Fox is objecting to the proposed sale of the Los Angeles Dodgers, saying the incoming ownership group that includes Magic Johnson has not disclosed whether Time Warner Cable is involved in the purchase.

Fox's Prime Ticket subsidiary filed the objection Tuesday in U.S. Bankruptcy Court in Delaware. It asked for written assurance that Time Warner wasn't contributing funds being used for Guggenheim Baseball Management's purchase of the team from Frank McCourt and the incoming owners don't have any formal or informal agreements for the team's broadcast rights starting in 2014.

Fox asked that it be given parts of the purchase agreement that were not filed with the court.

"Our filing today was a routine administrative filing to ensure our rights are protected," Fox Sports spokesman Chris Bellitti said.

Fox, the Dodgers' current broadcaster, has an exclusive 45-day period starting in October to try to negotiate a new contract with the team. The current contract also prohibits the Dodgers from talking to other potential buyers of the media rights before Nov. 30 and gives Fox a limited right of first refusal on competing offers received after that date.

Major League Baseball also filed an objection, saying not enough money had been set aside to satisfy what it is owed by the Dodgers. While the Dodgers have put aside $322,065 for MLB's claims, the league said it was owed at least $8 million as of Feb. 22.
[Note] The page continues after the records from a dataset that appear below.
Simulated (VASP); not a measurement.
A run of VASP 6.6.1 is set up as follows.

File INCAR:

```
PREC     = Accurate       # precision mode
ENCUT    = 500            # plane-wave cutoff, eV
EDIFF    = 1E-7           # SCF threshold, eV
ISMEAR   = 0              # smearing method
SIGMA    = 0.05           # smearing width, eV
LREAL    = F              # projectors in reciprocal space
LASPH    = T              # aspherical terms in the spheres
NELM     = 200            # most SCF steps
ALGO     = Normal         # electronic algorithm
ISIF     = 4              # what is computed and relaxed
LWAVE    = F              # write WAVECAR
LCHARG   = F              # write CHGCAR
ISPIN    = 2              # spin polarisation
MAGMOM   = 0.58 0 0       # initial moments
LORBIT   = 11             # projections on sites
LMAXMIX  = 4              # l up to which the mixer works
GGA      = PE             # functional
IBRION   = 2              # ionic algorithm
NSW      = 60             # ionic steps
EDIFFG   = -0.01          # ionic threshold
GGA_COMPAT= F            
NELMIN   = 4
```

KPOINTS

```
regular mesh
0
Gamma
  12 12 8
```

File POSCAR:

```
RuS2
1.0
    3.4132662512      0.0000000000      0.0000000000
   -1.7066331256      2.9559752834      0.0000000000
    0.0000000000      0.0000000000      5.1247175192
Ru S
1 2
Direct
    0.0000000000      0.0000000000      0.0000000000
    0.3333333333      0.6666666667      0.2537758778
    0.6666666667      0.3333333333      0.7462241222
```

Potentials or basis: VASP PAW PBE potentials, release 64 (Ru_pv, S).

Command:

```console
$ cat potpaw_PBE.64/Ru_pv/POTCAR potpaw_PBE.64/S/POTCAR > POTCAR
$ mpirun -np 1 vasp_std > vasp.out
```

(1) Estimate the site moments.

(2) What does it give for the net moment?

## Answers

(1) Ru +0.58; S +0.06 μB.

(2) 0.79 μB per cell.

A hearing to confirm the sale agreement is scheduled for Friday before U.S. Bankruptcy Judge Kevin Gross.

"The Los Angeles Dodgers anticipate confirmation of the debtors' plan of reorganization on schedule," the Dodgers said in a statement, adding it views "Fox's objection as without merit."

Tripp Kyle, the spokesman for Guggenheim Baseball, declined comment.

MLB also has separate concerns about the financing of the deal. Guggenheim has not disclosed whether funds from insurance companies it controls are being used, and MLB is worried such funds have the potential to subject the team to state regulators.

Guggenheim Baseball is headed by Mark Walter, the chief executive officer of the financial services firm Guggenheim Partners. Guggenheim Baseball agreed March 27 to buy the Dodgers for $2 billion, including $1,587,798,000 in cash.

In a separate deal, affiliates of the incoming owners and McCourt will acquire the land surrounding Dodger Stadium for $150 million.

Unable to make payroll, McCourt put the Dodgers in bankruptcy last June. The sale is to close by April 30, the day McCourt is to make a $131 million payment to former wife Jamie as part of their divorce.